The Daily Dish

December 7th Edition

The U.S. Supreme Court has agreed to hear Puerto Rico’s appeal to restructure $20 billion in debt. Puerto Rico is also asking Congress to pass an amendment giving them access to bankruptcy court. The Commonwealth of Puerto has long struggled with economic growth and policy options that would put Puerto Rico on a sustainable path and promote much-needed growth may be difficult to implement, but they are necessary to get the island back on its feet financially.

This week Congress will be negotiating the omnibus spending bill which lawmakers have until Friday to pass. The massive bill includes provisions that would reauthorize the No Child Left Behind law, which would reduce the federal government's role in public education.


Eakinomics: A Reserve Currency Remnimbi

China scares people, and it should. It has a threatening combination of undisguised ambition and indifference to human freedom. The announcement that the International Monetary Fund (IMF) has designated the remnimbi (the general term for Chinese money, or yuan which is a specific denomination) to join the dollar, euro, pound, and yen in the fund’s Special Drawing Rights (SDRs) reserve-currency basket raised the specter of Chinese economic domination, displacement of the dollar as the dominant global currency, and other fears. 

The IMF lends by allocating SDRs, which are based on the weights of the existing currencies in the basket — 42 percent dollars, 37 percent euros, 9 percent yen, and 1.3 percent pounds — which member states can swap for their component currencies. The yuan will be added to the list and is expected to be roughly 10 percent of SDRs. What good does this do China?

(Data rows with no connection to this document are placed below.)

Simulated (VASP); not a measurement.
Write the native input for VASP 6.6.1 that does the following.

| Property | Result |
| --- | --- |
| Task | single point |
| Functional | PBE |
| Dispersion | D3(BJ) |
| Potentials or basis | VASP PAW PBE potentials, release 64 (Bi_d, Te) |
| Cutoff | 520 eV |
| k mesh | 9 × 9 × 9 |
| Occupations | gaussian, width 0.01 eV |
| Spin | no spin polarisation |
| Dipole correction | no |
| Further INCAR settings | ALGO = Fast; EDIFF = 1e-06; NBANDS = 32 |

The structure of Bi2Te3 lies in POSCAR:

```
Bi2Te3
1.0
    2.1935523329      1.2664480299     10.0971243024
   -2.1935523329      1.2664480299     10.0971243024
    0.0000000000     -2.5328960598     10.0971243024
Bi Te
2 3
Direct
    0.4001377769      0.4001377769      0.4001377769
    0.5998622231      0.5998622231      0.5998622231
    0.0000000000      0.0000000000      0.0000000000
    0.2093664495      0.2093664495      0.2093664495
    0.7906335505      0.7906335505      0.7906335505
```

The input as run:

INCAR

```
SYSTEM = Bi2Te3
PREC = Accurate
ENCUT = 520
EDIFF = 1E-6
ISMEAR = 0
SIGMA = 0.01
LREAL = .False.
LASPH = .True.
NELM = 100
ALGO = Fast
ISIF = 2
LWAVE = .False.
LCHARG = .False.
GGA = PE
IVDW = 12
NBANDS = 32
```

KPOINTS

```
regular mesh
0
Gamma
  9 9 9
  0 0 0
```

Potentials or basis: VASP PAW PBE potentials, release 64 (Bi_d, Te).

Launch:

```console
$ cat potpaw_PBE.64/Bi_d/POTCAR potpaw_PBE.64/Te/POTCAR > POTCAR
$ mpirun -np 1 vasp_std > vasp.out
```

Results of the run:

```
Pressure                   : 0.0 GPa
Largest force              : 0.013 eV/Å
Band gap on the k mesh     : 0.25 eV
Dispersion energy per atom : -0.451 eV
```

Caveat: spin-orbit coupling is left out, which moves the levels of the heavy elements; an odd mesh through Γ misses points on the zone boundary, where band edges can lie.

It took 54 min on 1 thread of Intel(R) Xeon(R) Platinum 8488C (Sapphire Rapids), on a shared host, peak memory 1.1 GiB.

Nothing. Oh, there is definitely some prestige and this is important to the Chinese. (Former Fed Chairman Ben Bernanke equates it to getting a gold star in school.) Sure, a country borrowing from the IMF could redeem in yuan, but it could also choose the dollar, euro, yen, or pound. It will only choose remnimbi if there is a genuine economic advantage to doing so. More generally, being designated a reserve currency does not make Chinese exports of higher quality or lower price. it does not improve the productivity of Chinese workers or augment the productivity capital stock with which they do their work. It does not change any of the fundamentals that generate a strong economy, and — as a byproduct — an attractive currency.

The U.S. dollar is a genuine global reserve currency. Governments hold dollars (or dollar-denominated assets like Treasury securities) as their reserves. Commodity contracts, like oil, are priced in dollars. All of this happens not because of some edict, but because the U.S. is the globe’s most powerful economy. A reserve currency does not create economic power, it reflects it.


From the Forum

Why An Infrastructure Bank Is A Lose-Lose Proposition For Taxpayers by Gordon Gray, AAF Director of Fiscal Policy
 
The U-6 Fix by Douglas Holtz-Eakin, AAF President

Fact of the Day

The United States and the EU account for a third of all world trade and nearly half of global economic output.